I am currently working on the following problem:
Let $m,n \in \mathbb{N}$ and $p: \mathbb{C} \to \mathbb{C},~ z \mapsto z^{m+1}-z^m+(\frac{1}{4n})^m$.
Show that if $p(z)=0$ then $|z|<1$, i.e. that all roots of the polynomial $p$ lie inside the open unit disc.
I first approached the problem by trying to use results from complex analysis:
- The theorem of Gershgorin yields an upper bound on the absolute value of the roots, which is strictly larger than 1
- Rouché's theorem does not seem to be applicable here in a suitable way, since the sum of any two coefficients is larger than the remaining coefficient.
Next, I tried to argue by contradiciton:
Assume that there exists a $z\in \mathbb{C}$ with $|z|\geq 1$ such that $p(z)=0$, so
$z^{m+1}-z^m+(\frac{1}{4n})^m = 0$ or equivalently $z^m(z-1) = -(\frac{1}{4n})^m$. Then for the absolute value we have
\begin{aligned}
|z^m(z-1)| & = (\frac{1}{4n})^m \\
|z^m||(z-1)| & = (\frac{1}{4n})^m \\
|z-1| & = (\frac{1}{4n|z|})^m \leq (\frac{1}{4n})^m
\end{aligned}
Thus, it holds $z \in B_{\leq (\frac{1}{4n})^m}(1)$ and $z \notin B_{\leq 1}(0)$. The polynomial $\zeta^m(\zeta-1)$ has a single real root at 1, so I think it should be possible to show that the root $z$ of $p$ close to 1 also is real. This would yield a contradiciton becuase then there exists an $\varepsilon > 0$ such that $z = 1+ \varepsilon$, but then we would have
$(1+\varepsilon)^m(1+\varepsilon-1) = (1+\varepsilon)^m \varepsilon \overset{!}{=} -(\frac{1}{4n})^m$.
I was not capable to show that the root is real, my only idea is to argue about the complex argument of $z^m(z-1)$, which would be 0 because $-(\frac{1}{4n})^m$ is real.
Any ideas are highly appreciated!
Best Answer
If $m=1$ then the roots can be computed explicitly as $\frac 12 \pm \frac 12 \sqrt{1-\frac 1n}$, therefore I'll assume $m\ge 2$ in the following.
Remark: The following approach is motivated by experiments with Wolfram Alpha which show that for larger $m$, $p$ has one real zero very close to (but less than) one, and the remaining zeros are roughly the solutions of $z^m=a^m$.
We have $p(z) = z^{m+1}-z^m+a^m$ where $a=1/(4n)$ is a real number in the range $(0, 1/4]$.
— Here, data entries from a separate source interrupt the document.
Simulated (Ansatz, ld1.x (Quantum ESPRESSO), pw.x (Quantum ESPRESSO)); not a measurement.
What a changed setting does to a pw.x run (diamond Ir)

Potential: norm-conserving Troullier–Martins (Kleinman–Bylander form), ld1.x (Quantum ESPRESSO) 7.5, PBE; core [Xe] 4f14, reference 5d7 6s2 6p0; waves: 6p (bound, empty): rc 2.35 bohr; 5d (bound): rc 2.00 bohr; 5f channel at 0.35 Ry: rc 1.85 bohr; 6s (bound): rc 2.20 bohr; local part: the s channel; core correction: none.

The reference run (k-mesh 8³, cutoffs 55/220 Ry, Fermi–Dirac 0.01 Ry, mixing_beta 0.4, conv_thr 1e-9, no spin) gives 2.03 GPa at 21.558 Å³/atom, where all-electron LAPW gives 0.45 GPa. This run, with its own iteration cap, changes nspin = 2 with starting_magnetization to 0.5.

First consider the disk $B_{1/2}(0)$ and compare $p$ with $q(z) = z^m-a^m$: For $|z|=1/2$ is $$ |p(z)-q(z)| = |z^{m+1}| = \frac{1}{2^{m+1}} < \frac{1}{2^{m}} - \frac{1}{4^{m}} \le |z|^m - |a|^m \le |z^m-a^m| = |q(z)| $$ and Rouché's theorem shows that $p$ has exactly $m$ zeros in $B_{1/2}(0)$.
Now consider the real function $$ f(x) = x^{m+1}-x^m + a^m $$ and show that $f(1/2) < 0 < f(1)$, so that $f$ has a zero in the interval $(1/2, 1)$. That is the remaining root of $p$, and it is also inside the unit disk.